Eskom said in a statement on Monday evening that they have made significant progress in their efforts to return the grid to stability, but that more conservation of power will be required. 

“This afternoon Unit 2 of the Koeberg power station, which had been on cold reserve since April 2020, was successfully synchronised into the grid to help relieve some of the pressure on the generation system,” they said. “A generation unit at the Majuba and Lethabo power stations have also returned to service this afternoon.”

“This, however, is still not sufficient enable Eskom to suspend load shedding.”

They announced that load shedding will continue on Tuesday 14 July.

“Eskom will therefore continue implementing Stage 2 load shedding until 22:00, after which it will be suspended for the night. In order to limit the impact of load shedding on the morning traffic peak, Eskom will start implementing Stage 2 load shedding from 9:00 tomorrow.”

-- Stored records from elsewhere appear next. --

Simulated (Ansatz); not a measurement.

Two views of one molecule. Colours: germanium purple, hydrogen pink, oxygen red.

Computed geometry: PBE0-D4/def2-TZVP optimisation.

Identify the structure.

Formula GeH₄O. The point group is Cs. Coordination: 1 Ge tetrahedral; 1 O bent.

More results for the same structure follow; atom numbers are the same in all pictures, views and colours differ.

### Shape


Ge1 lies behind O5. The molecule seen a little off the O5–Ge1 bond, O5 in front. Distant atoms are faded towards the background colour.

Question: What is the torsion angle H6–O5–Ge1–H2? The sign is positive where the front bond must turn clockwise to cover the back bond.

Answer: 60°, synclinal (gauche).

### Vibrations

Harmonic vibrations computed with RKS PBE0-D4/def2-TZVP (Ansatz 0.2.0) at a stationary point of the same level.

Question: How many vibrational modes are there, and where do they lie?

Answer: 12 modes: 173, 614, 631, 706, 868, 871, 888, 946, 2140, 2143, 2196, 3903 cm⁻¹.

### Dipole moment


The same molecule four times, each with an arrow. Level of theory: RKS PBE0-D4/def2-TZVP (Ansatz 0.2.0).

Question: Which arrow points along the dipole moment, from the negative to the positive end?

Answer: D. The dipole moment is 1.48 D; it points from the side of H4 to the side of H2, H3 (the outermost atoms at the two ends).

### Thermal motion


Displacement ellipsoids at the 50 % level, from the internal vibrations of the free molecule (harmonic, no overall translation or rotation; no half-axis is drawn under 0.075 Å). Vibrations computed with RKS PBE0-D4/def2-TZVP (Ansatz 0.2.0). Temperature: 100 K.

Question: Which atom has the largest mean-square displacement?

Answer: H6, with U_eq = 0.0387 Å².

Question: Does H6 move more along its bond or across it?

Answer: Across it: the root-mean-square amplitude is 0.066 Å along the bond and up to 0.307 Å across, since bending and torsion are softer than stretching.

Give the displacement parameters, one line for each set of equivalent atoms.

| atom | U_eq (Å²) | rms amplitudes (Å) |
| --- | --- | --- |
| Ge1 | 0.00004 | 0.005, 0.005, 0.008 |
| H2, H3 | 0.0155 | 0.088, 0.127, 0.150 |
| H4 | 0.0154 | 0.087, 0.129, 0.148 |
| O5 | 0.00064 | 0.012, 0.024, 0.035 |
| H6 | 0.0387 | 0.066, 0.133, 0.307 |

Eskom urges residents to use electricity sparingly 

The embattled parastatal said that the current measures heaping misery on South Africans is the “last resort” in a bid to maintain a steady supply of electricity, and blamed some of the pressure burdening the grid on the loss of the now operational stations. 

“Eskom wishes to assure the public that implementing load shedding is the last resort, in order to protect the national grid,” they said. 

“This loss added to breakdowns at the Kriel and the Medupi power stations because of difficulties experienced during startup”

They insisted that they are doing everything they can to remedy the situation, but pleaded with residents to use electricity sparingly. 

“Eskom teams are working around the clock to return as many generation units as possible. The colder weather also means demand for electricity has risen significantly.”

“We therefore urge the public to continue assisting us in managing consumption in order to reduce the impact of the supply constraints.”